[AKS HOBO] Add support for hosted-on-behalf-of systempool autoscaling #8596

wenxuan0923 · 2025-09-30T21:11:02Z

What type of PR is this?

/kind feature

What this PR does / why we need it:

Added Azure configuration environment variables to support autoscaling for managed (hosted-on-behalf-of) systempools. These systempools consist of mixed-SKU VM sizes and are hosted within an internal AKS tenant rather than the cluster’s subscription. Each SKU is registered with Cluster Autoscaler (CAS) as a distinct NodeGroup.

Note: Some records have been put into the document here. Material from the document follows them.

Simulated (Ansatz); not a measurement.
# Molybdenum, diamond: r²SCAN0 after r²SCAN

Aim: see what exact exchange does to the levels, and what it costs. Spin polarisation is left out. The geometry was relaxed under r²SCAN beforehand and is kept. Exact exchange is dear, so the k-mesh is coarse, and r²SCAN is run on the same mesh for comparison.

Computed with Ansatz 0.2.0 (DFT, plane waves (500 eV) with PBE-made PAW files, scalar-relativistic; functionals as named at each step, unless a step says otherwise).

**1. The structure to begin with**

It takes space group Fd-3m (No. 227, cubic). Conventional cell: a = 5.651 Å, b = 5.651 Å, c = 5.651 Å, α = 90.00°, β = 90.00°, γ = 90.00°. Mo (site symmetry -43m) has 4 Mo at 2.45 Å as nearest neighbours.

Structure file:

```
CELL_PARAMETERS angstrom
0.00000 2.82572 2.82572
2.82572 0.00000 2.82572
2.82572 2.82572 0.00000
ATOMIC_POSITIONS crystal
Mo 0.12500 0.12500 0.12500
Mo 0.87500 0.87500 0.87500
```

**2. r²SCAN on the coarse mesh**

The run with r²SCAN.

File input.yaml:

Which issue(s) this PR fixes:

Fixes #

Special notes for your reviewer:

Does this PR introduce a user-facing change?

azure: Add support for hosted-on-behalf-of systempool autoscaling

Additional documentation e.g., KEPs (Kubernetes Enhancement Proposals), usage docs, etc.:

k8s-ci-robot · 2025-09-30T21:11:12Z

Hi @wenxuan0923. Thanks for your PR.

I'm waiting for a kubernetes member to verify that this patch is reasonable to test. If it is, they should reply with /ok-to-test on its own line. Until that is done, I will not automatically test new commits in this PR, but the usual testing commands by org members will still work. Regular contributors should join the org to skip this step.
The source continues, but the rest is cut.